The drawdown in Iraq presents a huge logistic challenge of what to do with the thousands of tons of equipment that goes along with each brigade. A lot of that expensive gear will stay in the region to help fight future conflicts instead of coming home to the United States, according to a report in the Los Angeles Times.
Last year, the Congressional Budget Office reported that a staggering 40 percent of all Marine and Army ground equipment was in Iraq. That fact, coupled with the relentless wear and tear of warfare, made for a lack of equipment to train on back home.
The Pentagon has estimated that it needs $46.4 billion for the Army’s near future to restore its equipment levels – with an additional $10.2 billion for the Marine Corps and $20 billion for the Guard and reserve.
What’s more, there will be no “peace dividend” to lessen the fiscal pain.
As the LA Times reports, load upon load of the U.S. equipment and rolling stock will remain with the Iraqi security forces, some will be shipped to Afghanistan, and even more armor and weaponry is slated to restock U.S.-run warehouses across the Middle East – poised for possible future use.
The repositioning has not gone unnoticed.
“What nobody wants to do is see the U.S. posture for an attack on Iran,” said Anthony H. Cordesman, a scholar at the Center for Strategic and International Studies. “The rhetoric here is, ‘We would love for you to stay, but we don’t want to be the springboard for some sort of idiotic exercise in Iran.’”
Even friendly Kuwait, which owes its continued independence to the 1991 U.S. invasion to oust Saddam Hussein’s forces from within its borders, has dictated that the U.S. military may store only equipment that would be used for the defense of Kuwait.
According to the Times report, U.S. officials have not spelled out how much equipment would be repositioned in Kuwait or elsewhere. However, in the past, the military has stored enough equipment for a heavy brigade each in Kuwait, Qatar and South Korea and for three in Europe.
At the heart of this equipment being repositioned are heavily armored Mine Resistant Ambush Protected vehicles and tanks.
The bulk of the gear most likely would leave the Iraq theater through Kuwait, with supplemental use of the Iraqi port of Umm al Qasr.
Retired Army Lt. Gen. William “Gus” Pagonis, who oversaw the logistics effort in the 1991 Persian Gulf War, said it would take a long time to get the equipment out.

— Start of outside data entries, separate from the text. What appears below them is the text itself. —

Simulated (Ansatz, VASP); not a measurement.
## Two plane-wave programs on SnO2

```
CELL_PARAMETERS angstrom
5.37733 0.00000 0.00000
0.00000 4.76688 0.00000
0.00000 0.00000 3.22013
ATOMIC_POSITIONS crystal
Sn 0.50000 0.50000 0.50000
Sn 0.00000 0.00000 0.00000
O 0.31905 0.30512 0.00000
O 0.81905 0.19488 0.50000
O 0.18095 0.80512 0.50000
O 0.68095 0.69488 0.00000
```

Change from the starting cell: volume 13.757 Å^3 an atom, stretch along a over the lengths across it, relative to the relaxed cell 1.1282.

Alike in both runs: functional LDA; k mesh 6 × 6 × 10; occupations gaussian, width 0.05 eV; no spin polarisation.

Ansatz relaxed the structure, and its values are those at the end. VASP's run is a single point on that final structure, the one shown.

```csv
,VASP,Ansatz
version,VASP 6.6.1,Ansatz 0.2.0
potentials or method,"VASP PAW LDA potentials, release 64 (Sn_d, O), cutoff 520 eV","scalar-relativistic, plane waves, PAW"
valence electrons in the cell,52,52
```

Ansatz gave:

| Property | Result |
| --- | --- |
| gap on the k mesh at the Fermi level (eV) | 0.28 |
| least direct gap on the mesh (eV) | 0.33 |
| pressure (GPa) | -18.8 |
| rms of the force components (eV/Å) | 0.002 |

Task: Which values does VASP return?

“The bottom line is it is going to take a good 18 months to get out, but you can expedite that by dumping it all into Kuwait,” Pagonis said. “And a lot of stuff can be left for Iraqi forces.”
“You are going to have to make very hard choices about what equipment you leave behind,” Cordesman said. “The force mix you put into the gulf is not going to be the one designed to defeat the Iraqi army. But you do face a series of major challenges from Iran.”